The U.S. Environmental Protection Agency and Hershey Co. on Tuesday pledged $2 million to support Pennsylvania dairy farmers in adopting environmentally friendly practices, part of a larger conservation effort to protect the Chesapeake Bay Watershed.
They made the announcement at Central Manor Dairy in Manor Township, a 200-cow operation that has been a member of Land O’Lakes (and its predecessor) since 1943.
The Alliance for the Chesapeake Bay, in collaboration with Land O’Lakes, Inc., will use the funding as part of the ongoing “Sustainable Dairy PA” initiative that the agency and the two companies first launched in 2021.
Sustainable Dairy PA participating farmers work with the Alliance to establish best practices to reduce greenhouse gas emissions and improve Chesapeake Bay watershed water quality. At launch, the initiative prioritized 119 Land O’Lakes member-owner farms in central Pennsylvania that ship 50% or more of their milk supply to Hershey. Land O’Lakes operates as a member-owned cooperative, representing more than 1,000 farms across the U.S.
Jenna Mitchell Beckett, Pennsylvania director and agriculture program director for the Alliance, told the Capital-Star that the Sustainable Dairy PA program is voluntary for farmers who want to participate.
“The $2M funding from Hershey and EPA will help Land O’Lakes member farms accelerate their sustainability efforts by investing with them in the implementation of manure storage facilities, soil health practices, riparian forest buffers and other efforts to enhance sustainability on farms supplying to Hershey,” Beckett said in an email, “which builds farm resilience, improves water quality, and reduces emissions.” The Sustainable Dairy PA model focuses on all parts of the supply chain working together, she added, rather than the farmers managing everything themselves.
The EPA is supplying $1 million of the new round of funding, with Hershey providing a matching $1 million. The National Fish and Wildlife Foundation will administer the portion of the funds provided from EPA to the Alliance, the EPA said.
Since 2018, the Alliance has worked to develop agriculture supply chain programs, with an eye toward improving the member farms’ long-term sustainability, improving soil health, and overall efficiencies.
A report released earlier this year by the Chesapeake Bay Program found that pollution reduction efforts by states in the watershed were “more challenging than expected.”
Pennsylvania, Maryland, and Virginia are responsible for around 90% of the Chesapeake Bay’s pollution, and according to a 2022 report from the Chesapeake Bay Foundation, while the states were on track to meet their 2025 commitments for reducing pollution from wastewater, agriculture or urban and suburban runoff pollution reduction efforts lagged behind.
“States are not on track to reduce pollution to the levels needed for a healthy Bay, or implement the practices necessary to achieve them by the 2025 deadline,” according to the 2022 State of the Blueprint Report.

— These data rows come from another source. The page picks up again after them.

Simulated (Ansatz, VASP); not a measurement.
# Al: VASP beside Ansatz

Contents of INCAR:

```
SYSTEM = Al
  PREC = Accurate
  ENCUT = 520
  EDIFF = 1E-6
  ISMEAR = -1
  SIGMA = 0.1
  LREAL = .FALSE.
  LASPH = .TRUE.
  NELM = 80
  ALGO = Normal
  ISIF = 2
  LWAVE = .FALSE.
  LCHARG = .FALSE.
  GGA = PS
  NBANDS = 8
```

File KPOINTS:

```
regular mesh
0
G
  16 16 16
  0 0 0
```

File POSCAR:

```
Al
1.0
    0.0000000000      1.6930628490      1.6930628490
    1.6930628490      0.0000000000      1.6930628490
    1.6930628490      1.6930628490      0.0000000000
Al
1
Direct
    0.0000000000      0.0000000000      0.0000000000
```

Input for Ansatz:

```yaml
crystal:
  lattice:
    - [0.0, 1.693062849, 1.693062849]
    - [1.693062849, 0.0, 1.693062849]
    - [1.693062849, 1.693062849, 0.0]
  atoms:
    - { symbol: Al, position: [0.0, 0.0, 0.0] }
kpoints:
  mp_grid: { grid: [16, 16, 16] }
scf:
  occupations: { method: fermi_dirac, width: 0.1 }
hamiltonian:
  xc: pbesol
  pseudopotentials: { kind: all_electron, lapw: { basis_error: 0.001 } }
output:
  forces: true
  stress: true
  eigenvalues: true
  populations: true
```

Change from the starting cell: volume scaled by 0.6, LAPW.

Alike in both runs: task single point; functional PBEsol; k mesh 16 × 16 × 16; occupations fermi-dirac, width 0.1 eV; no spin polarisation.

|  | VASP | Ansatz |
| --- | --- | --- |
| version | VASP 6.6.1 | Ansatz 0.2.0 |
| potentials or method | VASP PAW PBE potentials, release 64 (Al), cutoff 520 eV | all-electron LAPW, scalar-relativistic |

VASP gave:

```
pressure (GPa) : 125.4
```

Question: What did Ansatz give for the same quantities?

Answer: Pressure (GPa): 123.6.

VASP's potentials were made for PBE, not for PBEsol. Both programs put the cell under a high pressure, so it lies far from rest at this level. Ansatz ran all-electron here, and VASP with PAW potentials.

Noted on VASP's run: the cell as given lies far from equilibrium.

Under the terms of the Chesapeake Bay Agreement, Pennsylvania, Maryland, Virginia, Delaware, West Virginia, New York, and the District of Columbia have to reach specific milestones in pollution reduction.
The dairy industry is responsible for roughly 2% of the U.S.’ greenhouse gas emissions, according to the World Wildlife Fund.
“EPA’s funding commitment to Hershey, Land O’Lakes, and the Alliance for the Chesapeake Bay brings $2 million of much-needed support to Pennsylvania dairy farmers to scale up conservation practices that are good for our farms, climate, local streams, and the Bay,” EPA regional administrator Adam Ortiz said. “With this funding, we are not only investing in the current environment, but into the long-term viability of Pennsylvania farmers – our frontline environmentalists.”